Interface:
Every single Method declared in an Interface will have to be implemented in the subclass. Only Events, Delegates, Properties (C#) and Methods can exist in a Interface. A class can implement multiple Interfaces.
Abstract Class Only Abstract methods have to be implemented by the subclass. An Abstract class can have normal methods with implementations. Abstract class can also have class variables beside Events, Delegates, Properties and Methods. A class can only implement one abstract class only due non-existence of Multi-inheritance in C#.
- interfaces can have no state or implementation
- a class that implements an interface must provide an implementation of all the methods of that interface
- abstract classes may contain state (data members) and/or implementation (methods)
- abstract classes can be inherited without implementing the abstract methods (though such a derived class is abstract itslef)
- interfaces may be multiple-inherited, abstract classes may not (this is probably the key concrete reason for interfaces to exist separately from abtract classes - they permit an implementation of multiple inheritance that removes many of the problems of general MI).
QUESTIONS:
- What is the point of creating a class that can't be instantiated?

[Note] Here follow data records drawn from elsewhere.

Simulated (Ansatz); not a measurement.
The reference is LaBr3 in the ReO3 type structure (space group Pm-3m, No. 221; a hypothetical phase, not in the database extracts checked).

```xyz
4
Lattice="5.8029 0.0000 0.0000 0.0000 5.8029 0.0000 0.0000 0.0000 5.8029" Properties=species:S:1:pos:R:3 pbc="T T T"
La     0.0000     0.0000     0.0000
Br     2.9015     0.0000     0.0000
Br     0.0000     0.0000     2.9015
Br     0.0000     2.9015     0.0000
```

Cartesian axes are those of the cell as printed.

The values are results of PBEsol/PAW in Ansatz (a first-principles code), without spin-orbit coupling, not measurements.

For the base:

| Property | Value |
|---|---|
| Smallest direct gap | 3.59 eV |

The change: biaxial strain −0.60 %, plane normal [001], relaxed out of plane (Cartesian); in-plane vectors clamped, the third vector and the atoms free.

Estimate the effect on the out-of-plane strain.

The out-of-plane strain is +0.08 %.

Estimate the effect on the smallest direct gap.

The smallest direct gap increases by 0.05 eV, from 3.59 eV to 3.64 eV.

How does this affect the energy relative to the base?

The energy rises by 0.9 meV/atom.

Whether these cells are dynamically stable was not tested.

- Why would anybody want such a class?
- What is the situation in which abstract classes become NECESSARY?
- most commonly to serve as a base-class or interface (some languages have a separate
interfaceconstruct, some don't) - it doesn't know the implementation (that is to be provided by the subclasses / implementing classes) - abstraction and re-use
- when the base-class can provide no meaningful default-implementation for a method (but allowing subclasses to re-use the non-abstract parts of the implementation; any fields, non-abstract methods, etc)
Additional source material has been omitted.